By Professor
Doom
I’ve written before of the huge influx of
Education professors on campus. According to admin, people with Education
degrees can teach everything. Admin measures teaching by how high the grades
are and how many students pass, and by this standard, yes, Educationists are
good teachers. However, my investigation of these people showed that they
generally cannot teach the topics for which they are hired.
On campuses, the Education department is
usually pretty big, with huge numbers of students being (allegedly) taught. Administrators
love quantity and have no interest in quality. Consistently, Education is
viewed as shameful, as such students are generally the weakest on campus.
“Are we really going to follow the
syllabus?”
--a common question I’d receive from
an Education major, before they became cloistered. Cloistered? Read on, but understand at this time that questions like this don't come from a vacuum.
Education departments responded to this
shame by cloistering their students. While other students take their coursework
from a variety of departments, Education majors take “special ed” courses. For
example, they don’t take calculus, taught by a math professor…instead they take
Math for Education Majors, taught by an Education professor, and the same
applies to many other subjects.
Now, Education departments produce many
graduates, so admin just keeps funding more expansion of these departments, but
it’s fair to ask: just how well do Educationists teach their own?
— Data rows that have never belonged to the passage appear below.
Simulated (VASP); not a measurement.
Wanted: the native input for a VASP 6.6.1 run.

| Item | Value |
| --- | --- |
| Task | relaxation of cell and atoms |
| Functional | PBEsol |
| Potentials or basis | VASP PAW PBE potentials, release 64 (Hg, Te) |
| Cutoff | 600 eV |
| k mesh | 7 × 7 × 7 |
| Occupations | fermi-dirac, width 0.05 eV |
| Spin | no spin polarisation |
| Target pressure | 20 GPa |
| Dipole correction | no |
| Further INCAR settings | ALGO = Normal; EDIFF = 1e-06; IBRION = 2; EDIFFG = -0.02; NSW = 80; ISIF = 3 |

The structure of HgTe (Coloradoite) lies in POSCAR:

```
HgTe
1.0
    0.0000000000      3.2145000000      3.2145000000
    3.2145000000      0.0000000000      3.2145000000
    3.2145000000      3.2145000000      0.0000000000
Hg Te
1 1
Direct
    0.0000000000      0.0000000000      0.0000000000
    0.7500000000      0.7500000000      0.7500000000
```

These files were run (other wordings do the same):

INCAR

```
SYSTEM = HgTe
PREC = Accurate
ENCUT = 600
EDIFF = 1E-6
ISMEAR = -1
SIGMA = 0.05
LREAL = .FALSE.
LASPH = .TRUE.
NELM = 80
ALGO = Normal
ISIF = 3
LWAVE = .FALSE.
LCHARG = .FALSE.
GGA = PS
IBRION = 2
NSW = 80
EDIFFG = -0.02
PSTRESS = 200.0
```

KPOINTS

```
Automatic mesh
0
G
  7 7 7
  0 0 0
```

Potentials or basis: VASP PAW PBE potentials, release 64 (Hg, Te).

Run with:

A recent article on LewRockwell.com answers the question fairly well,
but I wish to reinforce some ideas.
There’s another
educational issue that’s neither flattering nor comfortable to confront. That’s
the low academic quality of so many teachers. It’s an issue that must be confronted
and dealt with if we’re to improve the quality of education. Most states
require prospective teachers to pass a certification test.
Cloistered students might look great on
paper, but sooner or later they have to enter the real world, in this case, through
a standardized test. Being able to demonstrate knowledge and skill in a
controlled environment is the ultimate test of how well the students are being
trained. Granted, you always expect some students to fail such tests, but let’s
look at the questions which the teachers of your children find challenging:
“Which of the following
is largest? a. 1/4, b. 3/5, c. 1/2, d. 9/20.”
Hey, fractions are tough for ten year olds, but these aren’t children
attempting to answer this question, they’re college graduates. Education
departments justified having their own special math classes because of their
“superior” teaching skills but…it’s clear not even basic arithmetic can be
expected of an Education student. The
above question should not even be a question on the exam; understand the
question didn’t appear in a vacuum, it appeared because so many Education
graduates didn’t know basics of math. Keep in mind Education students, even
those teaching math class, would get a calculator to answer the above…and still
many fail.
The committee sets
aside 20 acres of the land for watershed protection and an additional 37.4
acres for recreation. How much of the land is set aside for watershed
protection and recreation? a. 43.15 acres, b. 54.6 acres, c. 57.4 acres, d.
60.4 acres”
Please understand how rigged Education
is, to have students, potential teachers of your children, so shaky on basic
understanding that the above could be considered a challenging question. On
legitimate multiple choice tests, the wrong answers are, usually, at least
somewhat plausible as correct, but I can’t conceive of a confusion of ideas
which would allow for any of the wrong answers provided here. Again, this does
not occur in a vacuum: so many Education majors are so utterly clueless there’s
no need to make the wrong answers even remotely plausible.
The above questions were from Michigan.
Here’s one for teacher certification in Arizona:
“Janet can type 250
words in 5 minutes, what is her typing rate per minute? a. 50wpm, b. 66wpm, c.
55wpm, d. 45wpm.”
The article I’m quoting from has other
questions…but I’ve given sufficient examples of how stupidly simplistic the
questions are on tests given by Educationists. Yes, the graduates get 4.0 GPAs
but I just don’t see how a scholar could consider these fairly difficult
questions for a college graduate.
But the tests need to be this simple
because, even at this level of “difficulty” many graduates from Education
departments struggle:
…more
than 700 Georgia teachers had repeatedly failed at least one portion of the
certification test they were required to pass before receiving a teaching
certificate. Nearly 60 teachers had failed the test more than 10 times, and one
teacher had failed the test 18 times. There were 297 teachers on the Atlanta
school system’s payroll who had failed the state certification test five times
or more…
It’s very clear that Education departments
are frauds. They claim their cloistered students, after graduation, are
qualified to teach our kids (and even college courses) even though it’s readily
demonstrable that many of their graduates can barely think as clearly as a 10
year old.
When I discussed this problem in higher
education years ago in this blog, my “clever” solution was to stop hiring
Educationists to teach courses, to instead hire specialists to teach specialist
topics. Years after I’ve said this, the article I’m quoting from says the same:
I think that we ought
to adopt a practice whereby teachers are hired according to their undergraduate
major.
Well, yeah, I agree. The author then goes
on to say how a private school adopts such a practice. Yeah, I’ve said the
like, also, and highlighted instead a famously successful school that, like
any legitimate school, avoids Educationists diligently.